Thursday, February 26, 2009

What's Your Emotional Voltage?

Who hasn’t felt the sharp zap of static electricity as someone comes across the room and touches you? We learned as children that you can build up this electrical charge by scuffing your feet on the floor. The more scuffs you make, the bigger the shock. So there are small insignificant shocks or big, sometimes painful, shocks.

What we feel when someone dies is very similar. Some grief feelings are small. Not really insignificant, but one is able to function normally, and others observing this individual may not even realize that this person had experienced a loss. Some grief feelings are HUGE! Incapacitating! There is no mistaking that the person having these feelings has lost someone, and there is no mistaking that their feelings are so enormous, they have the inability to hide them.

Some people don’t understand why some seem to cope better in grief than others. Some families don’t understand why one family member is coping differently than the rest of the family. Some people have certain expectations on what it is to grieve and are frustrated and disappointed that they aren’t grieving the “right way.” Some people feel so frustrated with their grief response that they feel like they are going crazy.

Why are there so many different grief responses? One of the reasons can be our relationship, our “emotional voltage,” to the person who died. How connected were we to this person? Were they an acquaintance that we saw maybe twice a year or were they your best friend? Were they a grandparent or were they your spouse? Were they your employer or were they your pet?

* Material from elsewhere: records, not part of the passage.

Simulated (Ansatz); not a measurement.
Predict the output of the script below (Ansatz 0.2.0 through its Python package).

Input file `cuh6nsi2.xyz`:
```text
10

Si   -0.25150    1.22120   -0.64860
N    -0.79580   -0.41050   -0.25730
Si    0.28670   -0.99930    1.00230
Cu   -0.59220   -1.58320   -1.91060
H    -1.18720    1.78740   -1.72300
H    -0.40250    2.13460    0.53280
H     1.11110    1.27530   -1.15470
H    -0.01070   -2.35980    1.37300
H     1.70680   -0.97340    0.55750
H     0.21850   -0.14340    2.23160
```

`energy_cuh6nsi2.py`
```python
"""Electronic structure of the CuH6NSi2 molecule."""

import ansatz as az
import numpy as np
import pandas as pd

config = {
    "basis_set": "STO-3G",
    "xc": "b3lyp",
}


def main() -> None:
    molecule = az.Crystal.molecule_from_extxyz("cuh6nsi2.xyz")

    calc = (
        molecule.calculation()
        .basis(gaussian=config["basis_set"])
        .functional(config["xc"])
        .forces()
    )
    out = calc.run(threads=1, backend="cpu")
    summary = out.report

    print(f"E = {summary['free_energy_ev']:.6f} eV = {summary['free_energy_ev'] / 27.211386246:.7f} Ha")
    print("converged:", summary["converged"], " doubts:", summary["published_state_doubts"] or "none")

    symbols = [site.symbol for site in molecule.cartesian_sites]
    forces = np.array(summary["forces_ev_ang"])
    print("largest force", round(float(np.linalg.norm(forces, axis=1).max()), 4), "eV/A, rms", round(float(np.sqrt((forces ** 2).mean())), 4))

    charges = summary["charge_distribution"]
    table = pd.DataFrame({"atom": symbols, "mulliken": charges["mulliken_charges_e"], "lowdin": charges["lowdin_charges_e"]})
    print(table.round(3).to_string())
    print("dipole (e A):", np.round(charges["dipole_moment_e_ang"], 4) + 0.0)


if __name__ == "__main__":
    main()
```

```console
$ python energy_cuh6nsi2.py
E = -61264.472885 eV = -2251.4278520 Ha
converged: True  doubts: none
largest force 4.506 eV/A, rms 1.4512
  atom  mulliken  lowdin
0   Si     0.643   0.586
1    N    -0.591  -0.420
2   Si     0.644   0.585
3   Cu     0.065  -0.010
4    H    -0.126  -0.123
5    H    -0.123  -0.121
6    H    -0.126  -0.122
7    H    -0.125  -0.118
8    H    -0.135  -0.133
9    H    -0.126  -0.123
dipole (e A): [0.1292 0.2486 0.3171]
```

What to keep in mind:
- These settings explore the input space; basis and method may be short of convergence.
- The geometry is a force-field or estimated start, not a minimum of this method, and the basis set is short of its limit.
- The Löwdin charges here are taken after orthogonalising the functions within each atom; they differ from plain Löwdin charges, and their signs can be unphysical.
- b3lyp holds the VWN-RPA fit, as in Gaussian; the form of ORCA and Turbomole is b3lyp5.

We have many different relationships with the many different people in our lives and our emotional voltage to each one is just as different. Knowing this can help explain why a surviving spouse may be grieving differently than the children in the family. Or it may help explain why siblings may be reacting to the loss each in different ways than the other.

If you find yourself grieving differently than those around you, ask yourself, “What is my emotional voltage?”